Opinion 'A vulture fund took over my mortgage - have I failed my wife and kids?'

A husband writes about what it’s like to have his home taken over by a vulture fund.

I AM ONE of these people. Got the letter in the post today. Just entered into a five-year fixed interest rate with my bank less than a month ago. €1100 per month.

I’ve missed a few payments since I took the mortgage eight years ago because my wages were cut severely since the public sector pay cuts and embargo on promotions. My wife works full-time and we have two kids.

When times got tough and we couldn’t afford the full repayments of €1400 p/m I constantly kept in touch with the bank , completed numerous standard financial statements and offered any solution affordable to keep our family home.

Inevitably we have racked up €10,000 arrears over the years which I planned fully to repay.

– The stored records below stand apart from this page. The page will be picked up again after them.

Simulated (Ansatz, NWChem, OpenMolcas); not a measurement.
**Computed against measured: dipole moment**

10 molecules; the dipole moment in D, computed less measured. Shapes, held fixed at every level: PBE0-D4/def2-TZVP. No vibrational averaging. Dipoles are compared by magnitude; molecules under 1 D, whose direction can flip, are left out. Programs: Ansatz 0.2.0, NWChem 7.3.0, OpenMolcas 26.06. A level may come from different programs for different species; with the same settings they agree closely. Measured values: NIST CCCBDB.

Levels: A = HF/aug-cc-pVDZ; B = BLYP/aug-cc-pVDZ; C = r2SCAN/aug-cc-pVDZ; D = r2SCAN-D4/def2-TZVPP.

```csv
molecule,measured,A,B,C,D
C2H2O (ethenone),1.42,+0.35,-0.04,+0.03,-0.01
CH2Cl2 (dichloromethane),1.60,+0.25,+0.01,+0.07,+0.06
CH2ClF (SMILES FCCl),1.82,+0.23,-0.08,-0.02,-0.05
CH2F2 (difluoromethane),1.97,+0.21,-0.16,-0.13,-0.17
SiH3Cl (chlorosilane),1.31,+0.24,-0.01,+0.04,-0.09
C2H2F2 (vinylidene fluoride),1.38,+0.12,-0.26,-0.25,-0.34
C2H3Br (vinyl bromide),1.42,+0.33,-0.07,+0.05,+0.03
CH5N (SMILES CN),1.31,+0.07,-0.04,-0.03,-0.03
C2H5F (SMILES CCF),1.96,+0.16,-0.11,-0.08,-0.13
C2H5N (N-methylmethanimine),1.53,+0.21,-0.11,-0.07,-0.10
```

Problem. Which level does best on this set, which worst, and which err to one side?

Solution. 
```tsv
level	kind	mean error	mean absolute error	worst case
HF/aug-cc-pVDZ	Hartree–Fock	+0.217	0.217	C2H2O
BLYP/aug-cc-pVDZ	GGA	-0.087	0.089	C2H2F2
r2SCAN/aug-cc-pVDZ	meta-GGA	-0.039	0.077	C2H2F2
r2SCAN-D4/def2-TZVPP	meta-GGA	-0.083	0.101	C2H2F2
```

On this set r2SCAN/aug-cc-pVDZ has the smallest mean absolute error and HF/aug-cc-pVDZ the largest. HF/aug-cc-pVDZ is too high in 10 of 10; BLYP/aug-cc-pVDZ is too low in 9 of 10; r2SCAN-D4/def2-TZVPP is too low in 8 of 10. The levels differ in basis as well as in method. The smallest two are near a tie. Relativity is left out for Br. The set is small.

We continue to make full monthly repayments on the new interest rate. We never buried or heads in the sand or defaulted. We live in a humble house and have one 14-year-old family car. No other loans or debts.

Vulture fund

Now our mortgage has been sold to an American vulture fund. The bank claims that there is an average arrears of over €60,000 on the primary dwellings sold in the portfolio with tens of missed payments.

But these figures do not represent my mortgage account and I wonder how many others are in the same situation.

So what is the future of our family home now? I don’t know.

How will the vulture fund decide to manage my “non-performing” loan?

Crying ourselves to sleep

Before they repossess our home I’m pretty sure that they won’t take into consideration my children’s best friends living next door, or the fact that if mammy and daddy had to move to a different county to live with granny and grandad that they would have to say goodbye to their school across the street and all their friends who attend.

Maybe the big wigs in the company will cut me some slack if I tell them my wife and I have spent sleepless nights stressing over the future of our family home, often crying ourselves to sleep under a continuous black cloud of stress and anxiety.

I work hard, harder than most if I’m honest. Never took the easy option, always figured that eventually hard graft will pay off, honesty is the best policy, karma is on my side.

Now I’m starting to doubt my beliefs along with my ever-waning faith in the government of our fair country and their ability to stand up for the ordinary decent folk.

My home is not the twisted willow planted out the back, it’s not my wooden garden shed that I religiously paint each year and stand back admiringly at “another job done”.

It’s not the lady next door who drops in a pot of her homemade jam in return for watering her flowers when she goes on holidays.

It’s not my daughter’s bedroom with her fairy doll house and teddy box in the corner, it’s not my son’s bedroom with his proud collection of Horrid Henry books or his Lego builds tucked safely under his bed.

My house, our home is an asset, a series of numbers on a sheet, a “non-performing loan”, someone else’s pension fund after its repossessed and sold to the highest bidder.

Where does this leave me? Have I failed my wife and kids?